This isn’t new ground. Radio talk show hosts have said politically incorrect things in the past, and they’ll say offensive things in the future. It’s an extremely high-stress job, with pressures including everything from creating an audience to keeping your boss(es) and sponsors happy to creating content that keeps people talking. Anything to stay in the limelight. If you’re in the radio game, the most crushing blow isn’t being told you’re pissing too many people off, it’s that nobody cares.
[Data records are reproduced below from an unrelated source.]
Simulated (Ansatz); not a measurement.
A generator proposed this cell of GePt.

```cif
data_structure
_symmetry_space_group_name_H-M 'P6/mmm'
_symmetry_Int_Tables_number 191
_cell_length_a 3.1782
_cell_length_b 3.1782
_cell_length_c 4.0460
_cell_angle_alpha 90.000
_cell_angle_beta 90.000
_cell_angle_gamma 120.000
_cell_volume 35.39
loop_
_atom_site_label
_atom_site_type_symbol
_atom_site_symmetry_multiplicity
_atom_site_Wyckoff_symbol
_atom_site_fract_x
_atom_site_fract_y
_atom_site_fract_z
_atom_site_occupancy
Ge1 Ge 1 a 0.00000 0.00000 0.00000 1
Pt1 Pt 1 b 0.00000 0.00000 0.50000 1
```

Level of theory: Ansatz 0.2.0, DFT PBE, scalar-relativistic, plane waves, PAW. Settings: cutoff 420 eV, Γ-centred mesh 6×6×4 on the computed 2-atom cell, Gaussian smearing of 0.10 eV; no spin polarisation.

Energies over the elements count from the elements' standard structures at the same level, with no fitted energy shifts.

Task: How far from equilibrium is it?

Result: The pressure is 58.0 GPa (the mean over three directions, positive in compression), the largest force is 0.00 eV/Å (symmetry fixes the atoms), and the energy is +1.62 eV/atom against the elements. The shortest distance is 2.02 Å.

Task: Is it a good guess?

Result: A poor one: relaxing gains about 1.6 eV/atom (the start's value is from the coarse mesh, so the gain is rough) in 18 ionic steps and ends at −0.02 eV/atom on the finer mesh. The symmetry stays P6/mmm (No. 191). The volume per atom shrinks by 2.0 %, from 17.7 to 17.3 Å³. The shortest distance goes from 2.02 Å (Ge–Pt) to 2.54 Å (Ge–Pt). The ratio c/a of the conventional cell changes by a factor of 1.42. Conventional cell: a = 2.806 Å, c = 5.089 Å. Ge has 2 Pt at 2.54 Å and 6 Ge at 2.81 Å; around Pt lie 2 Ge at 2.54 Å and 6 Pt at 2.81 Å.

In these days of multiple competing — yet interconnected — electronic mediums that update in real time without scripts or filters, media stars need to attempt/pretend to be masters at every method of attention-getting in existence, regardless if in reality they only possess strengths in one specific field. Anything to stay in the limelight. That’s why you see radio hosts like Tony Bruno trying to come up with hilarious, conversation-sparking tweets … and failing miserably.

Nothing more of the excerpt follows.